The Pauline Hanson verdict is welcome but only cultural change will remove Australia’s stain of racism
OPINION | Democratic Freedoms
People calling out racism have usually faced more repercussions than those spreading fear, hatred and division
By Arif Hussein
Human Rights Law Centre
For too long, racism has been able to fester in Australia’s public discourse. It is a stubborn stain on our country, where the people calling out racism have usually faced more repercussions than the people spreading fear, hatred and division.
Seldom have the perpetrators of racism been held accountable.
Friday’s ruling by the federal court that Senator Pauline Hanson racially vilified Senator Mehreen Faruqi when Senator Hanson told Senator Faruqi to “piss off back to Pakistan” on X is welcome and long overdue, especially for many people in the Australian Muslim community and other marginalised groups who have been racially vilified by Senator Hanson.
Senator Hanson has a long history of hateful and discriminatory speech, including inflammatory attempts in parliament to ban the burqa, wind back protection for transgender children and stoke anti-Asian hate.
Rather than being punished for these comments, Senator Hanson has been elected into local, state and federal parliaments. So it is not a surprise that it has taken decades for an Australian court to rule that what Senator Hanson has been saying is discriminatory.
Australia’s anti-discrimination laws provide a patchwork of inconsistent, inaccessible protection. Too often, they leave marginalised communities across Australia vulnerable to discrimination, hate speech and vilification.
Section 18C of the federal Racial Discrimination Act 1975 makes it unlawful for a person to offend, insult, humiliate or intimidate on the basis of race, colour or national or ethnic origin. But Muslim Australians have long felt that they are inadequately protected against discrimination, because 18C does not expressly mention religion, and Muslims are not considered a single ethnic or ethno-religious group, like Jews and Sikhs.
This lack of express protection has been exploited by far-right groups and individuals, who often proclaim that because Islam is not a race, they cannot be racist.
This lack of protection was also clear in the decision of the federal court in Friday’s verdict. In considering whether Senator Hanson’s tweet contravened section 18C, the court considered the nature of Senator Hanson’s long history of anti-Muslim rhetoric, and concluded that “Senator Hanson’s Anti-Muslim rhetoric is directed at Muslims as much because of their race, colour and immigration status as it is at anything about their religious beliefs.”
The decision by the federal court is welcome, but given the piecemeal and inconsistent nature of our anti-discrimination laws, it cannot be taken as an antidote to the long overdue work of consolidating and making consistent our federal anti-discrimination laws.
How can we expect those who experience racism in Australia every day to be protected, when it takes decades to gain a little justice against the worst perpetrators of racial discrimination?
Muslims and other groups who have experienced racial vilification and discrimination should be protected, able to live in Australia freely and proud to be who they are. That Hanson was ruled today to have discriminated against Faruqi and Muslims was unremarkable, given her a extensive history of anti-Muslim statements.

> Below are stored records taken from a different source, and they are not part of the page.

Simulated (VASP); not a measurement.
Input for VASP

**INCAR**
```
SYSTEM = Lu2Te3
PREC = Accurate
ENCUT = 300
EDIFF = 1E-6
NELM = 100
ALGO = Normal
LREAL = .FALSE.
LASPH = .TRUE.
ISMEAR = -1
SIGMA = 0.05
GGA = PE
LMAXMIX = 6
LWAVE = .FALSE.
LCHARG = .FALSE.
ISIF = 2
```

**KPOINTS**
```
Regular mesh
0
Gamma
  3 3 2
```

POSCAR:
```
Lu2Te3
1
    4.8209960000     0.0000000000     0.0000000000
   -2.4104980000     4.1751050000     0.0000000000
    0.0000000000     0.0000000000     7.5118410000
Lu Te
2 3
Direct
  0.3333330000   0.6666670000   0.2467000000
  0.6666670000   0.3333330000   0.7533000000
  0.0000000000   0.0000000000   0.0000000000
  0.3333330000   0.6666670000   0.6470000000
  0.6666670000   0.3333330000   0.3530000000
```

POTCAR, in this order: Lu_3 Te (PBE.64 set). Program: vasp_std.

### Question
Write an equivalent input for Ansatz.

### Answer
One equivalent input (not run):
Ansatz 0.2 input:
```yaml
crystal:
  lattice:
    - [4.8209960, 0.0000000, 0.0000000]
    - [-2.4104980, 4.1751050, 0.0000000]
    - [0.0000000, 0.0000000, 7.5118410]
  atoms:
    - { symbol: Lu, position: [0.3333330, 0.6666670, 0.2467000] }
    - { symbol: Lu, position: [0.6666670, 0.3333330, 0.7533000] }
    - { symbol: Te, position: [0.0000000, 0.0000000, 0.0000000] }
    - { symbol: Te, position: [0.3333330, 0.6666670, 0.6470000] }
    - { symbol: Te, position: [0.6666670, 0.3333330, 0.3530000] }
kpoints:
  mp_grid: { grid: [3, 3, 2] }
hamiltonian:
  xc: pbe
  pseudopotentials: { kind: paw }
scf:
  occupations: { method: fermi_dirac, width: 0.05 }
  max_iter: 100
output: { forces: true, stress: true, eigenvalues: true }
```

So how do we truly protect people from racial discrimination in this country?
Given the significant spike in incidents of Islamophobia, antisemitism and anti-Palestinian racism in Australia, since Hamas’ attack on Israel on 7 October 2023, the subsequent siege and bombardment of Gaza by Israel and now the growing conflict in Lebanon, the Albanese government must take this opportunity to strengthen human rights protection in our laws, including our right to live free from discrimination.
At a minimum section 18C should be amended to prohibit offending, insulting or humiliating on the basis of race, religious belief, sexual orientation, gender identity, and disability. More broadly the Albanese government should consolidate federal anti-discrimination laws into a single, uniform and modern Anti-Discrimination Act so that it is simple, consistent and deals with the intersecting nature of discrimination.
But beyond legal protection, it will take cultural change to rub the perverse stain of racism off this country.
Change in who we listen to, from perpetrators who spread fear and division , to people who unite us in solidarity.
Change in making reporting incidents of racism easier and more effective to hold perpetrators accountable. Change in a collective reckoning with the truth of Australia’s violent history towards Aboriginal and Torres Strait Islander people.
That is how we begin to counter the fear, hatred and racism which permeates through Australia. That is how we push equity, respect and justice forward. That is how we make Australia a place where every person is welcome and belongs.